Monday, March 21, 2022

Ukraine update: The incompetent dictator theory versus the hollowed-out army theory

 A man stands in front of a residential building damaged in yesterday's shelling in the city of Chernihiv on March 4, 2022. - Fourty-seven people died on March 3 when Russian forces hit residential areas, including schools and a high-rise apartment building, in the northern Ukrainian city of Chernihiv, officials said. (Photo by Dimitar DILKOFF / AFP) (Photo by DIMITAR DILKOFF/AFP via Getty Images)

Russia's military prowess mostly consists of shelling civilian-packed cities. It may because their army has been too hollowed-out to competently do much else.

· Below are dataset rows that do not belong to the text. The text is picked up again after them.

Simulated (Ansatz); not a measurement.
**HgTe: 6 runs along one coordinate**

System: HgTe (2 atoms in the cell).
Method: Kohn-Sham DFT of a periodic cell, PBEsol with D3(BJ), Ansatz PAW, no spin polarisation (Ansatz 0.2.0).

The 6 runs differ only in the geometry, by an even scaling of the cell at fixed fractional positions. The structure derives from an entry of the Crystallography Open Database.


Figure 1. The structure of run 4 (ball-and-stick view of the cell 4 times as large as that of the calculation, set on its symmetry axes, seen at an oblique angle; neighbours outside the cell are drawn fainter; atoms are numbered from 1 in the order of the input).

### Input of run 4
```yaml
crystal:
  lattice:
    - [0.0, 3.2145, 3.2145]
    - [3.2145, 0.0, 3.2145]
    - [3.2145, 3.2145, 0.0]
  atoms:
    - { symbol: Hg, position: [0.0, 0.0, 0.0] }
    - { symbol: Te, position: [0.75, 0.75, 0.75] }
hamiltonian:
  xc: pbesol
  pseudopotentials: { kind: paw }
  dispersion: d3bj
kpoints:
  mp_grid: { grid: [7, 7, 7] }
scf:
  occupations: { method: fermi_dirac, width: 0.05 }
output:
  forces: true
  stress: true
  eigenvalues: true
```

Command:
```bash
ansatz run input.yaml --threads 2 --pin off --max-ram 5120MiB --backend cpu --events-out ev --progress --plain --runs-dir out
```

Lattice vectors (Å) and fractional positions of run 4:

A new Financial Times story gives a map-based, video-based summary of the Russian military campaign so far, including speculation on just why Russian forces appear to be doggedly continuing with the original plans for capturing major Ukrainian cities despite that campaign having already failed. Through most of Russian-held territory, Russian tactics have produced not just a territorial stalemate, but Russian equipment losses so severe that most current Russian efforts appear to be focused solely on shoring up what remains.

The Financial Times piece ponders, as we all are, why the Russian military has continued to carry out initial orders despite the seeming failure of the strategy—most famously represented, at this point, by Russia continuing to add vehicles to the already-gridlocked and endangered tens-of-kilometers-long convoy north of Kiev. One theory is that Russian autocrat Vladimir Putin is personally giving the orders, so his generals couldn't change strategies even if they wanted to; while it fits pleasantly with historic narratives of obsessed dictators running their own militaries into the ground in national attempts to create whatever imaginary victories Dear Leader has rattling around his own head, it is still not as likely as the other major hypothesis: an institutional failure.

It is not that the Russian military is stuck following the orders of a micromanaging incompetent, says that theory. It is that the Russian military is literally giving all it has to give, and cannot support alternative strategies. The logistical chains are not there. The replacement equipment is not there. The planes are not attacking timidly out of Russian caution, but because a good chunk of those planes are not airworthy to begin with—and because Russia has been unable to defeat Ukrainian air defenses.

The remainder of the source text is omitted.